What Is a CMMS and How Does It Transform Operations? [A Comprehensive Guide]

Anywhere there is a piece of machinery, maintenance and downtime are involved. And no one realizes this better than organizations running factories and production facilities. 

With downtime costing most factories between 5% and 15% of their productive capacity, or an average of 8% of revenue, there is a way to reduce these costs and remain competitive.

The answer lies in a CMMS – a way of reducing waste in energy, materials and spare parts.

But what is a CMMS? How did it evolve and how does it work? Why should you use it and what factors should you base your decision on?

In this comprehensive guide, we explore the answers to these questions

What Is a CMMS and How Does It Transform Operations? [A Comprehensive Guide]

What Is a CMMS?

A CMMS stands for computerized maintenance management system and is an intelligent software that helps organizations maintain proper operations by reducing maintenance-related downtime and costs.

Often referred to as preventive maintenance or work order software, it is a sophisticated communication system for digitalization of maintenance.
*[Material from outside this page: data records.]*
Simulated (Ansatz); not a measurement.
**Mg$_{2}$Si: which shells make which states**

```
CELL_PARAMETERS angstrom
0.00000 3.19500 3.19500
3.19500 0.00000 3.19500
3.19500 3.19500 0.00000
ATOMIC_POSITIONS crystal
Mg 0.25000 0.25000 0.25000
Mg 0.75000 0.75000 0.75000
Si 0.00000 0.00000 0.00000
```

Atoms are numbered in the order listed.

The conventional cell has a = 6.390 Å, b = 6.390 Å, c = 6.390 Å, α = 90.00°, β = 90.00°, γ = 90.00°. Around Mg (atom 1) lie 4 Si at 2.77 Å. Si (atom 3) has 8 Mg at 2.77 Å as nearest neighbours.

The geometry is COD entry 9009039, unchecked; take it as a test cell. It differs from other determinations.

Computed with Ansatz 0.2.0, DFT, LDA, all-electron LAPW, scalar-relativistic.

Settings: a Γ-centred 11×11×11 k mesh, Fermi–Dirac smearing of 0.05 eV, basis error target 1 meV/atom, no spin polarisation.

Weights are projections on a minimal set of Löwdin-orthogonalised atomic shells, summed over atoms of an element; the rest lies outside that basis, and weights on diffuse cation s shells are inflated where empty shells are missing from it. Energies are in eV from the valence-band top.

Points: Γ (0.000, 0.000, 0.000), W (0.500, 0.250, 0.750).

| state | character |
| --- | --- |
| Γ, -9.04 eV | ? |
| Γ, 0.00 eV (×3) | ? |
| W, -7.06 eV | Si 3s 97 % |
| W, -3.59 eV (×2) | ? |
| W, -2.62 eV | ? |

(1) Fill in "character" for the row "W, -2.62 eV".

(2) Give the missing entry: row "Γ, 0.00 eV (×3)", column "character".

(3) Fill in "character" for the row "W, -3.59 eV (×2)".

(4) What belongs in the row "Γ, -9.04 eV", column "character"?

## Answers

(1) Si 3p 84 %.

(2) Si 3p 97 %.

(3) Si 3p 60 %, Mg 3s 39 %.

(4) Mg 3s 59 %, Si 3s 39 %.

History of CMMS and Evolutionary Timeline

CMMS hasn’t always been around, affordable or easily accessible. To find out more about its development, we go back in time to get a brief historical overview.

  • 1960s–1970s

The earliest launch of a CMMS can be traced back to 1965. It was used by large manufacturers that owned IBM mainframe computers. However, it was neither readily available nor affordable. Before this, many plants, factories and production facilities had their information buried in paper files until the punch card came along in the 1970s.

  • 1980s–1990s

The 1980s rolled around and we saw smaller businesses adopting the so-called “mini-computers”. They were smaller, more affordable and more widely distributed. Connectivity helped the cause of CMMS adoption with the introduction of local area networks (LANs). There was also the development of Excel spreadsheets.

  • 2000s–present

With the adoption of intranets and web-based connectivity, CMMS started adapting for mobile device and tablet use at remote field operations. Modern technology means that some CMMS options are cloud-based and highly mobile. 

CMMS solutions continue to evolve and become more sophisticated. Through the introduction of web-based technology and increased use of the internet, organizations now have greater mobility and real-time data access.

What Does a CMMS Do?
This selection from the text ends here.